I was looking if I can reslove this problem in backend. Example:

C code:

typedef struct {
unsigned int f1 : 28;
unsigned int f2 : 4;
unsigned int f3 : 12;
} S5;

void foo(S5 *cmd) {
cmd->f3 = 5;
}

. ll file (without the patch):

%struct.S5 = type { i48 }

define void @foo(%struct.S5* nocapture %cmd) local_unnamed_addr #0 {
entry:

%0 = bitcast %struct.S5* %cmd to i64*
%bf.load = load i64, i64* %0, align 4
%bf.clear = and i64 %bf.load, -4293918721
%bf.set = or i64 %bf.clear, 5242880
store i64 %bf.set, i64* %0, align 4
ret void

}

The load (%bf.load = load i64, i64* %0, align 4) is NON_EXTLOAD, and backend handles it later as unaligned load. So, maybe one of possible solutions in backend is for each architecture to try to catch node pattern and replace unaligned loads with normal loads in specific cases, but I'm not sure how feasible that is. At the moment, the solution in frontend seems better to me. What do you think?

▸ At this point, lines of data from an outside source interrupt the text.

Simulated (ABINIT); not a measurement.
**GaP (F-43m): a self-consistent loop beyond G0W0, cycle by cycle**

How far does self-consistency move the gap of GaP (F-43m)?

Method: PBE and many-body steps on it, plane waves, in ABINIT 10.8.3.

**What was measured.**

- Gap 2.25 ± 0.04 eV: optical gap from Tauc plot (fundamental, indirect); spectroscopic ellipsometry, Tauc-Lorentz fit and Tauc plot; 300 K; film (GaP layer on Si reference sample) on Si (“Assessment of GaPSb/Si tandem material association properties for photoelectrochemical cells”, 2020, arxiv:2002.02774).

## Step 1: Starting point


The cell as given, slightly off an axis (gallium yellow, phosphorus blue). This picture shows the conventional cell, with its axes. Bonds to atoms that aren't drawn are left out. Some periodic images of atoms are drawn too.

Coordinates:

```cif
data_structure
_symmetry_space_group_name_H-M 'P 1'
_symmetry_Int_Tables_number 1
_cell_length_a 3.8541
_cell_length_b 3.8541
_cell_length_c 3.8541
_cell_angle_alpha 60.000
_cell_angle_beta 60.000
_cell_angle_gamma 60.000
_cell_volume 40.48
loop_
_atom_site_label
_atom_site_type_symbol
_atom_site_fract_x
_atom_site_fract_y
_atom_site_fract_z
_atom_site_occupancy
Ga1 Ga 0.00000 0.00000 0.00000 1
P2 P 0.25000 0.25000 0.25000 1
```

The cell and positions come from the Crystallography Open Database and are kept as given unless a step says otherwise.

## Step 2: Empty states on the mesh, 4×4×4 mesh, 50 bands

wmi edited edge metadata.Nov 13 2017, 11:16 AM

I think it may be hard to fix the problem in backend. It will face the same issue of store-to-load forwarding if at some places the transformation happens but at some other places somehow it doesn't.

But I am not sure whether it is acceptable to add more finegrain bitfield access transformations in frontend. It is a tradeoff. From my experience trying your patch on x8664, I saw saving of some instructions because with the transformation we now use shorter immediate consts which can be folded into other instructions instead of loading them in separate moves. But the bit operations are not saved (I may be wrong), so I have no idea whether it is critical for performance (To provide some background, we introduced finegrain field access because the original problem introduced a serious performance issue in some critical libraries. But doing this kind of bitfield transformations in frontend can potentially harm some other applications. That is why it is off by default, and Hal had concern about adding more such transformations. ). Do you have performance number on some benchmarks to justify its importance? That may help folks to make a better trade off here.

I tried to compile some important libraries for X86 and MIPS64 within Chromium with clang/llvm. I have compared results between LLVM trunk, and LLVM trunk with my patch. There is code size improvement on many libraries, here are some results:

  • X86

libframe ~1.5%
librendering ~1.2%
liblayout_2 ~0.7%
libpaint_1 ~0.65%
libglslang ~0.5%
libediting_3 ~0.5%
libcore_generated ~0.5%
libanimation_1 ~0.5%

  • Mips64

libglslang ~3.2%
libframe ~1.5%
liblayout_0 ~1.2%
libGLESv2 ~1%
librendering ~0.7%
liblayout_1 ~0.5%
libcss_9 ~0.5%

Those are just some of libraries where we have code size improvement with this patch, I have also tried to compile LLVM with LLVM (with my patch) for x86 and MIPS64, and there is also code size improvement on both architectures. For example within clang executable for MIPS64 ~350 unaligned loads is removed. So, what do you think about it ?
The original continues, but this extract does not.